Well, Blackmagic pulled a fast one on all of us. The NAB 2026 livestream dropped yesterday and the headline camera is not the 6K LF we were expecting. It is the Blackmagic URSA Cine 12K LF 100G, and it is a completely different beast built around a concept that could reshape how live cinema production works.
The URSA Cine 12K LF 100G Is Not Just a Camera
Let us talk about what makes this thing special, because it is not just about the resolution. Yes, 12K in a large format cinema body is impressive, but the real story here is that 100G Ethernet connection. Blackmagic has essentially built a camera that can pump out SMPTE 2110 live production signals at frame rates up to 440 fps. Read that again. Live production output at 440 frames per second.
This matters because it fundamentally changes what is possible in live broadcast. Think sports production where you need beautiful slow-motion replays with cinematic depth of field, all happening in real time without waiting for file transfers or transcoding. Think concert broadcasts where the camera operator can capture at insane frame rates and the director can cut to that feed live. The traditional wall between cinema cameras and broadcast cameras just got a lot thinner.

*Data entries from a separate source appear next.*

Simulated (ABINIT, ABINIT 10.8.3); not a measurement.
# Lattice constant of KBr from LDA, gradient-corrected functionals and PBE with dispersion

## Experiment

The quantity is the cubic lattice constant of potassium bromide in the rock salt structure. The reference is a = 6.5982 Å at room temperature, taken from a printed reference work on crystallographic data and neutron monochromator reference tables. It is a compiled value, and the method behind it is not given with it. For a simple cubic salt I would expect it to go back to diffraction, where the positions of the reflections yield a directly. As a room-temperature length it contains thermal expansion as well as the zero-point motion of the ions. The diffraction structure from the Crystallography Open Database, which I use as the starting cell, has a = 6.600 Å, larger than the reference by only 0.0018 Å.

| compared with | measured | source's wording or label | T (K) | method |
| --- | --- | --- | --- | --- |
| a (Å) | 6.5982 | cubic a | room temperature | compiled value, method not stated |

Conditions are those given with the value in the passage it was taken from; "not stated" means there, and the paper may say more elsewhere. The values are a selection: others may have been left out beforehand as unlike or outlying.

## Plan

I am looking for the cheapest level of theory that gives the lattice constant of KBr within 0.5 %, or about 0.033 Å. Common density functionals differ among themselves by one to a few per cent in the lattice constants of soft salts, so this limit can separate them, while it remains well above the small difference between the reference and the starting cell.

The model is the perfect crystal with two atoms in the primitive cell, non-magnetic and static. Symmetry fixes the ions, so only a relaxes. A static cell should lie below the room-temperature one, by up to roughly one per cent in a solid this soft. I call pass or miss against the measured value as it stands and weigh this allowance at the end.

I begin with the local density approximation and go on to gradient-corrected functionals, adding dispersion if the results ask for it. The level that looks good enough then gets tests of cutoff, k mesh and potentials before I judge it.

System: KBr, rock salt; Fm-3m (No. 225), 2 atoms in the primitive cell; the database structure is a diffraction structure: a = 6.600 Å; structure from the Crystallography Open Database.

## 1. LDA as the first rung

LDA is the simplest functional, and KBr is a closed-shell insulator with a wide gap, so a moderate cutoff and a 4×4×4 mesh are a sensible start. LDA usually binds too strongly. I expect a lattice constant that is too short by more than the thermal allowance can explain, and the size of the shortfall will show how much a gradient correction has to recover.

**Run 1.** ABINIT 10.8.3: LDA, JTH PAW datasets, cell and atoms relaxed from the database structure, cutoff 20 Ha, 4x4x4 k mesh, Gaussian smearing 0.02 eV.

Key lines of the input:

At $8,995 for the body, Blackmagic is pricing this aggressively for what it offers. For context, getting anywhere close to this kind of live high-frame-rate capability from established broadcast manufacturers would cost you significantly more, and you would not get that large format cinema look.
The World's First Immersive Cinema Camera for Live Production
The second camera announcement is arguably even more forward-thinking. The Blackmagic URSA Cine Immersive 100G is designed for live immersive productions, and Blackmagic is calling it the world's first immersive cinema camera built for live workflows.
It features dual 8Kx8K RGBW sensors with 16 stops of dynamic range, all connected through that same 100G Ethernet backbone. At $26,495 it is obviously positioned for high-end production houses and broadcasters, but consider what you are getting: a cinema-grade immersive capture system that can feed directly into a live production pipeline. Apple Vision Pro content creators and immersive storytellers should be paying very close attention to this one.
Both cameras are expected to ship in Q3, so we are looking at a summer availability window.
The Bigger Picture: Blackmagic's 100G Ecosystem Play
What really struck us about this announcement is that these cameras are not standalone products. They are part of a coordinated push by Blackmagic to build an entire 100G SMPTE 2110 ecosystem. Alongside the cameras, Blackmagic announced new native 2110 switchers, including the ATEM 4 M/E Constellation IP with 32 inputs and 28 outputs, and Fairlight Live for broadcast audio mixing.
This is Blackmagic doing what Blackmagic does best: building an entire workflow from capture to delivery and pricing it so that smaller production houses and broadcasters can actually afford to play in spaces that were previously locked behind six-figure budgets.
Who Is This For?
If you are a broadcast engineer looking at 100G infrastructure, these cameras slot directly into your upgrade path. If you are a cinema shooter who also does live event work, the 12K LF 100G gives you one body that can do both. And if you are building out an immersive content pipeline for spatial video or VR broadcast, the Immersive 100G is the first camera that takes live production seriously in that space.